Higher Fees to Cover DMV Operations Costs?
Why Not Higher Fees to Pay for Highway Maintenance Costs?
Governor Bob McDonnell is proposing higher Department of Motor Vehicle fees because DMV's revenues have declined due to online registrations and extension of driver license terms from 5 to 8 years. The Governor says, "All we're doing is making the ends meet by making the revenues coming in equivalent to the cost of running DMV."
Sound thinking and fair.
Yet, Highway Maintenance and Operating Fund revenues (HMOF) have not been sufficient to pay for maintenance cost for a decade due to the General Assembly's failure to adjust the gas tax for inflation and the introduction of increasingly more fuel efficient vehicles." Since FY 2002 more than $4 billion in state and federal construction dollars have been shifted from the Transportation Trust Fund (TTF) to maintenance. Currently about a half billion construction dollars per year go the maintenance.*
Had Virginia's 17.5-cents per gallon gas tax been indexed in 1987 it would be 35 cents per gallon today.
A 10-cent per gallon gas "fee" increase would generate $500 million per year, make the HMOF whole again, and Virginians still would be paying less today in inflation adjusted dollars than 25 years ago.

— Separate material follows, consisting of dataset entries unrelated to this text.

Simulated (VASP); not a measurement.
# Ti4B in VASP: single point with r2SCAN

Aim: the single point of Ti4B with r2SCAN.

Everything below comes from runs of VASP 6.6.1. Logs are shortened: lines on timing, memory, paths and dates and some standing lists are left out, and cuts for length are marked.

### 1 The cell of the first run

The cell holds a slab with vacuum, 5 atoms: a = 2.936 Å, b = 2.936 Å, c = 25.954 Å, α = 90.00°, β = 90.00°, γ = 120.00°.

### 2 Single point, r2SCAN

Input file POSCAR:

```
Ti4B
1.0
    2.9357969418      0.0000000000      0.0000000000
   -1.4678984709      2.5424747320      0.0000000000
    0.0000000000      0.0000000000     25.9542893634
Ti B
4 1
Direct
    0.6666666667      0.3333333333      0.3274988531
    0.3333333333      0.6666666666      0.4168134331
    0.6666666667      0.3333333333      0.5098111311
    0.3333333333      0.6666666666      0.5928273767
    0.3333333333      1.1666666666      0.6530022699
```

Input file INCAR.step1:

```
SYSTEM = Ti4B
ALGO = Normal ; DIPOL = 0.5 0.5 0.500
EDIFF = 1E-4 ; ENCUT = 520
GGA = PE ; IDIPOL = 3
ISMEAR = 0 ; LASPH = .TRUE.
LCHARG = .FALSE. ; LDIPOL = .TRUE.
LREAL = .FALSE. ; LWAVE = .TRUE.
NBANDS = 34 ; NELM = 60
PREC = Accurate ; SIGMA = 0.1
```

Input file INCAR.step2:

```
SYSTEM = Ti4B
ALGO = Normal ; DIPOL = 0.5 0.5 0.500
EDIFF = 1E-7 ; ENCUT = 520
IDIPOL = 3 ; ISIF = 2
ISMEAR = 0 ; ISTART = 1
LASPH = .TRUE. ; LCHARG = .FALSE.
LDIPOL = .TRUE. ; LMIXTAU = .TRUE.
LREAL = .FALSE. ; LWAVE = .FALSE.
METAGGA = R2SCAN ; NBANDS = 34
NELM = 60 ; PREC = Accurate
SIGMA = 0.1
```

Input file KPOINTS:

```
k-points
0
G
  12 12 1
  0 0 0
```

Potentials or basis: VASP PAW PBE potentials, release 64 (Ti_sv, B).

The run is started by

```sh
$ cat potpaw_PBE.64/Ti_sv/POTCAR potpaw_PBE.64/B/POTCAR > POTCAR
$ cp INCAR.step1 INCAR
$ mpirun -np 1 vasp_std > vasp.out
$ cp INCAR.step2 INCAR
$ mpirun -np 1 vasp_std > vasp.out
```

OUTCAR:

In short, a 10-cent per gallon "fee" increase would simply, "make the revenues coming in equivalent to the cost of maintaining Virginia's highways."
If Asking Virginians to Pay to Maintain DMV is Only Fair,
So too Is Asking Them to Pay to Maintain Their Highways.
*Note: The Governor estimates increasing the portion of the state sales tax dedicated to transportation from .5% to .75% will result in $300 million/year more for the HMOF in FY 2020 - about half the projected annual shortfall.